Behind the scenes of an Elevated Gathering.

We get asked questions all the time about what it’s like to hire us, what really happens when we come into your home, and of course, so many questions about the cannabis.

If you’re reading this, you might have some of those same questions, so let me take you behind the scenes of a recent event we did and answer those questions for you!

Let’s start back when this event was booked. After exchanging a couple of emails, the client and I had a phone call where we talked about the date and location of the event, how many guests, what kind of food they were looking for, if there were any dietary restrictions, and if they would want the cannabis infusion with the meal. In this case, the event was to be held a couple of months later, at the client’s home, for eight people. They wanted American-style food, and one guest couldn’t eat beef or dairy. Finally, they would have one pregnant person at the event and two who get drug tested for work, so they estimated 4-5 would be interested in the cannabis infusion.

After our conversation, I sent over two menus for them to choose from. The menu they chose included a cheese and crostini board for appetizers, salad for the first course, a main course of roasted beef and chicken with mashed potatoes and roasted squash, and for dessert a fruit crisp with ice cream.

With all of the details locked in, we waited for the week of the event to arrive. The Monday before, I contacted the client to confirm the headcount, make sure I fully understood the dietary restrictions, and answered any last-minute questions they had. Later that week I did all of the shopping, visiting some of our favorite local farms to secure all of the ingredients. I went to Hudson River Homesteaders for the chicken, Grimaldi Farm Store for the beef, Hawthorne Valley for the vegetables and other essentials, Eger Bros. Farm Stand for the fruit, and Churchtown Dairy for the cheese.

Finally, the big day was here! We loaded up our car with all of the food, our various equipment (knives, serving dishes, skillet, cutting boards, etc.) and we were on our way. We arrived at the client’s house about an hour before the guests were scheduled to arrive and got to work unloading everything into their kitchen. It felt a little like we were moving in! They gave us an overview of where everything was in the kitchen, and showed us where dinner would be served. Although they offered to help, we reminded them that the point was for us to do all the work, and we sent them off to their living room to relax until their guests arrived.

Because this was a small event, we didn’t bring any of our staff along and it was just Clint and me. We already had our plan of who was going to do what, so I got to work toasting the crostini, making the bruschetta, and building the cheese board while he chopped and prepped the salad, potatoes, and squash. We got the appetizers out on the table a few minutes before guests arrived and then I moved on to prepping the dessert while Clint got to cooking the potatoes and seasoning the beef and chicken.

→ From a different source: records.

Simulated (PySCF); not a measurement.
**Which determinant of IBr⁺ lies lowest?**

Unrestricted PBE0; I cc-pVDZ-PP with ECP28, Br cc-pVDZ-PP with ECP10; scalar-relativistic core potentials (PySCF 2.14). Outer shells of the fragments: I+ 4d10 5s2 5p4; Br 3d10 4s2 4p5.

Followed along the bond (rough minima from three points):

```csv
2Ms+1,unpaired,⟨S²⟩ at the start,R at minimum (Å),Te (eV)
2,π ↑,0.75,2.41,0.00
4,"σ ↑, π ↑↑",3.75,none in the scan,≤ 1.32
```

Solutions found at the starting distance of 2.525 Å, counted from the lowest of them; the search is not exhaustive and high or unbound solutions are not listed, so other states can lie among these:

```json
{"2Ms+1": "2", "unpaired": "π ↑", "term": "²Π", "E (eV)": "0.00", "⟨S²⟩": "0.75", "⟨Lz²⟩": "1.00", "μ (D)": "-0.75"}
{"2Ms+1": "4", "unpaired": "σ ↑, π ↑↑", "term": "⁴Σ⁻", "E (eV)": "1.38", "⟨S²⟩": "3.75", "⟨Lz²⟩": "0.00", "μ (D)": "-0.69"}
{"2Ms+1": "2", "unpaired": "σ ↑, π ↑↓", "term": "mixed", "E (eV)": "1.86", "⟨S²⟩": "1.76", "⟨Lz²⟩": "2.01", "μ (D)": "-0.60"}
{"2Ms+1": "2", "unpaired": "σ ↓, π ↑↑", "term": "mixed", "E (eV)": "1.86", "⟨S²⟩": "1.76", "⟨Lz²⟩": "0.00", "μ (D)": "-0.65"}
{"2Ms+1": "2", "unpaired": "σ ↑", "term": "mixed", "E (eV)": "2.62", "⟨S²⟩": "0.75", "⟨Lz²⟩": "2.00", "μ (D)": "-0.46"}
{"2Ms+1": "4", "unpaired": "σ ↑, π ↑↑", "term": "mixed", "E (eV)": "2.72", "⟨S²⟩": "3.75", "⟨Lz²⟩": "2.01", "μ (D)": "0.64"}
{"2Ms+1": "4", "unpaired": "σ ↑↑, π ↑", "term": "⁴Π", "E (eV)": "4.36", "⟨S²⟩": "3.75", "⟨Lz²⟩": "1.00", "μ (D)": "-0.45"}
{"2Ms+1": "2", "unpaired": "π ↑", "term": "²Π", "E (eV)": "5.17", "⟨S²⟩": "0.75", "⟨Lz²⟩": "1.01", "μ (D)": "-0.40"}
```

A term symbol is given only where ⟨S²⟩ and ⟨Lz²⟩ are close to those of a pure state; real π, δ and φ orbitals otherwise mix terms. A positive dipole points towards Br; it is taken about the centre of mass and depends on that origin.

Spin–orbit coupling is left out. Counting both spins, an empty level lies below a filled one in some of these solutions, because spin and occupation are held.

Then the guests arrived! They were greeted by a happy and stress-free host, and after everyone got there, I took a few minutes to introduce Elevated Gatherings and give an overview of the evening’s menu and where we had sourced all of the ingredients. I also took a few minutes to find out who would be consuming cannabis, what their experience level was, and to point out what on the table was and wasn’t infused. For the appetizer course, we did an infused and uninfused hot honey for drizzling and an infused and an uninfused olive oil for dipping. Everything was clearly marked so everyone got exactly the level of “elevation” that they wanted. While everyone was chowing down, one guest popped into the kitchen and complimented the tomatoes. We happened to have an extra one so she went home with a gift! They were beautiful, local, heirloom tomatoes, so we weren’t surprised someone was excited about them.

As the guests were enjoying the appetizers, we got to work assembling and dressing the salad. In this case, because we were working around a dietary restriction, we made a vegan Caesar dressing and for anyone so inclined, we added parmesan cheese and cannabis oil to the salad before serving. Before I brought out the salads, I stepped into the dining room and got a show of hands on who wanted what additions to their salads. Then I cleared off the appetizers and served the first course.

By that time, work in the kitchen was in full swing. Clint had potatoes boiling, squash and chicken in the oven, and filet mignon searing on the stove. While the guests enjoyed the salad course, he mashed potatoes, seasoned things, and took food out of the oven and off the stove while I got the dessert ready to go into the oven.

We are happy to serve either family-style or plated, and for this event the client chose family-style so soon the platters of food were hitting the table. For this course, we did the infused aspect in a lemon herb aioli. We put out one infused serving dish and one uninfused, with the infused dish clearly labeled to avoid confusion. It wasn’t long before the room got quiet, which for chefs is what we want. That’s how we know you love it! That and when the plates come back empty, which they did.

Shortly after the main course hit the table, the dessert was out of the oven and we set that to cool while the guests enjoyed their dinner. When we heard the talking start back up again, I knew it was time to check on everyone and clear the plates. After a few minutes of chatting and digesting, I confirmed who wanted dessert (of course everyone did!) and checked on who wanted ice cream and of those, who would be having the dairy-free option. With that sorted out, we plated everything and I served it up.

Finally, it was just about time for us to let our guests enjoy the rest of their evening unattended. We did all of the dishes, cleaned up the kitchen, and packed up all of our equipment and supplies. We thanked them for the opportunity to serve them, loaded the car back up, and we were on our way.

We had a great time, our guests had a great time, and that’s what we’re all about! Bringing the restaurant experience directly to you in a new, fun, and unforgettable way, with, of course, a little something extra for anyone that so desires.